What Green Dot gets at is that it's easy to sleepwalk into an all-consuming relationship, for your body to go slack in the tide. What's much harder is to choose, and then build, a life from your own vision. "I saw him as a circuit breaker; something that could put my big, unmeetable desires on pause."
While Gray was adamant on writing a devastating affair novel, it was important for the book to be funny. "I don't really like to read anything that isn't funny." This was necessary, in part, since Gray wrote Green Dot during a universal low moment. She was living alone under lockdown, the Inner West bookshop she worked at was unionising, and she was deep in the weeds of her PhD on autobiographical women's literary theory, which she is completing remotely from The University of Manchester. "I really wrote to just giggle at myself as a little companion."

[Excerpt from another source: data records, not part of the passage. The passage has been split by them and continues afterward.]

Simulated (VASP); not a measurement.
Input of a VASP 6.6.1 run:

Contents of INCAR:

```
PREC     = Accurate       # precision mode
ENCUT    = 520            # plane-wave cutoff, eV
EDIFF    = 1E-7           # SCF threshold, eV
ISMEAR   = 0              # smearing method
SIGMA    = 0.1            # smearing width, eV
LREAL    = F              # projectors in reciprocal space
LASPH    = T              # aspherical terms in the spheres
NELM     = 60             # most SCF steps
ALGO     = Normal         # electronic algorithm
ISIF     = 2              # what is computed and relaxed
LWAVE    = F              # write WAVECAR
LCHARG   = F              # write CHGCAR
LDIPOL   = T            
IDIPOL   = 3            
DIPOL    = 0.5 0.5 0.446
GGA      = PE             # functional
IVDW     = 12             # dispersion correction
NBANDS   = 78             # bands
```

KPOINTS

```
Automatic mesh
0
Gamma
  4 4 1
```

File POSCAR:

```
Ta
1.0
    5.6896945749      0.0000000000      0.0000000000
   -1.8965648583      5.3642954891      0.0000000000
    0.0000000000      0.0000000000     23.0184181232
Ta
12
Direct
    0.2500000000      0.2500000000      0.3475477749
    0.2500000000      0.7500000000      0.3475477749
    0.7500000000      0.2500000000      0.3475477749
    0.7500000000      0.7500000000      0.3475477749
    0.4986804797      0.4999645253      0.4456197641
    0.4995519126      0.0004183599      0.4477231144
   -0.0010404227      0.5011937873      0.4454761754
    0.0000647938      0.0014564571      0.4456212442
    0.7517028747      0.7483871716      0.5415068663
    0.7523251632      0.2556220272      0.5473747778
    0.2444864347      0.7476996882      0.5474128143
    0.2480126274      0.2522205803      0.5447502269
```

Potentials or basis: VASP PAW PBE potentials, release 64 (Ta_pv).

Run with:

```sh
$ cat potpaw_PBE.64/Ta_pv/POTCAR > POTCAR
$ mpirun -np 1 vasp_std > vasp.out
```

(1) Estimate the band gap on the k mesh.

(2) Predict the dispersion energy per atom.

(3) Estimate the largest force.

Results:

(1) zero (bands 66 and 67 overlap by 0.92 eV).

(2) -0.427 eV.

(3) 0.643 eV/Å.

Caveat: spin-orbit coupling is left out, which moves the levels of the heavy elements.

And so, between all the existential observations on love, work, shame, and goodness, humour floods through Green Dot. Its thorniest moments are alleviated by the absurdities that come with being sad: sushi without soy sauce, your married lover naming his newborn Maisie, not knowing you suggested it as a facetious reference to Henry James. The rest of the joy is uncomplicated, as simple as bottles of cheap rosé shared with friends on a balcony to the soundtrack of Caroline Polachek or the ritual of jar pasta sauce and cheap ravioli eaten with your dad.
Before she wrote Green Dot, Gray had established herself as an academic and art critic. Her Oxford Master's thesis was somewhat inspired by Sally Rooney. "I'm such a normie for saying this," she prefaces, "but I was really hungover one day and went to the bookshop and picked up Conversations with Friends and I read it in a day. Then I was reading all these books around that had queer protagonists who were dissatisfied with late stage capitalism – which I know sounds boring now, but at the time that was a fresh idea." Through her research, Gray also explores the way contemporary feminism has been co-opted by white women to carry out their own aims.
Gray's Master's thesis, compounded with her arts criticism and the research for her PhD meant that in a way, the author was "preparing for this book for a long time".
"I just wanted to use all of those ideas through the voice of a protagonist who is weird and funny and strange."
Now, Green Dot has been picked up by publishers in the UK and the US, which put Gray in the rare position of getting to select who the book was published with. (The author tells me a deciding factor for the book's home in the US was how favourably they felt about the word "cunt".)
"I'm very well aware that this is not the normal journey. I worked in a bookstore for a long time. I know how hard it is to be a debut author and books that are so good just fall away into obscurity. Obviously nobody likes the 'I feel so grateful line' but I do feel very grateful."
As for what's next? Well the author is tossing up two ideas. Either way, she promises the next book is going to be "a lot gayer". If there's one thing Gray knows how to do, it's threaten us with a good time.